Monday, October 30, 2006

Requiem Eucharist

The Rev. Laura Howell
October 29, 2006
The Cathedral Church of the Nativity
Collect for the Dead + Wisdom 3:1-9 + Revelation 7:9-17 + John 11:21-27

In the name of the Father (+) and of the Son and of the Holy Spirit. Amen.

From the most ancient times, the church has honored those who have died in faith. As a matter of fact, early Eucharists were celebrated on the flat, table-like tops of the tombs of the martyrs. Around 200 AD—1900 years ago!—Tertullian wrote that Christians offered prayers for the dead as part of the Eucharist. And St. Augustine in the 4th century wrote: “The souls of the pious dead are not separated from the Church, which even now is the Kingdom of Christ. Otherwise there would be no remembrance of them at the altar of God in the communication of the Body of Christ.”

At Trinity Bethlehem, we offer a Requiem quarterly. Sometimes folks who have come to us from other denominations ask why we pray for those who have died. They say, “If people are dead, our prayers for them don’t mean anything, do they?” I have several answers. First of all, praying for those who have gone before, helps ME—it’s kind of selfish, actually. It helps me remember them, it helps me to maintain spiritual contact with them, and there is comfort in that. When I am troubled, prayer helps anchor me. How much more do I need the balm of prayer when I am grieving?

But more importantly, I wonder what those questioners mean by the word “dead”? Do they mean that the physical body is now gone from my sight? That the person’s being is extinguished? That they are no longer in existence? St. Paul writes to the Romans with some incredulity in chapter 6 (3-4): “Are you unaware that we who were baptized into Christ Jesus were baptized into his death? We were indeed buried with him through baptism into death, so that, just as Christ was raised from the dead by the glory of the Father, we too might live in newness of life.” You can hardly put it any clearer than Jesus does: “I am the resurrection and the life. Those who believe in me, even though they die, will live, and everyone who lives and believes in me will never die.” For us, as Christians, it’s a perfectly acceptable human thing to grieve greatly when someone we love dies—even Jesus grieved for his friend Lazarus. But we also recognize that grief is not the end of the story, because the person who is gone has been made anew in Christ.

Let me remind you about the collect we have chosen for this service: “Eternal Lord God, you hold all souls in life: Give to your whole Church in paradise and on earth your light and your peace; and grant that we, following the good examples of those who have served you here and are now at rest, may at the last enter with them into your unending joy.”

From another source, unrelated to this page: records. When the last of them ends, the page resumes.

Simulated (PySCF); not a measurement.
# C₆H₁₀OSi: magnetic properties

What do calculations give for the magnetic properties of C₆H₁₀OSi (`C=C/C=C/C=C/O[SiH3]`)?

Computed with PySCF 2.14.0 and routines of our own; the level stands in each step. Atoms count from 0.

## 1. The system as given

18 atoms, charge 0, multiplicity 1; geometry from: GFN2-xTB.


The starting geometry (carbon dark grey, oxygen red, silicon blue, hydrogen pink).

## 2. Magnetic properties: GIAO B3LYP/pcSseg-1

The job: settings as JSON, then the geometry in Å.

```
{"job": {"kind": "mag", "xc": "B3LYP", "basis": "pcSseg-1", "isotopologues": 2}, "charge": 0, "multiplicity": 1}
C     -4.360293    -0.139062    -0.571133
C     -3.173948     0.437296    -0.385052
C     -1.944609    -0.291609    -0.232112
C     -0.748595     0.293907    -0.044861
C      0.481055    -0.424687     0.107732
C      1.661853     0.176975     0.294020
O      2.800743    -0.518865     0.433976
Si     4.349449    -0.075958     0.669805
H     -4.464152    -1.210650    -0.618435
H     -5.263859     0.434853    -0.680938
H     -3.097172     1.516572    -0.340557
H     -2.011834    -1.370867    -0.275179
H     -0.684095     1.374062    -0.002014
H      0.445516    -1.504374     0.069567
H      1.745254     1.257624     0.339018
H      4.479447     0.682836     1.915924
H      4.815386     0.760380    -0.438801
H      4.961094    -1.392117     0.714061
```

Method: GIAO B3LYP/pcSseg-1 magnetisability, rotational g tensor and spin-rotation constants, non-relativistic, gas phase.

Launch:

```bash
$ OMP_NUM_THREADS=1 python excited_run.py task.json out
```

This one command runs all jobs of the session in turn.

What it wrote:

This collect harkens back to Augustine’s reflection. The church does not function just on this earth. Nor is it just in heaven. The church exists in that mysterious perpetual NOW which is God’s time. It straddles both time and eternity. It exists in that LIFE in which God holds all souls. I would hazard a guess that most of you are part of the church. Who else would come out to pray both in words and music at 5:00 on a blustery Sunday evening? As we enter into this Eucharist, without even realizing it, we step into eternity. It’s nice to have our bodies along, and to sit in the pew with our friends and family, who have also brought their bodies along. What is most important, however, is that your eternal souls are here inside those bodies. And at this Eucharist, all the rest of the church is present, too, with their eternal souls. It is in worship, in prayer, that we all gather, even if we can’t all see and hear each other with our physical eyes and ears.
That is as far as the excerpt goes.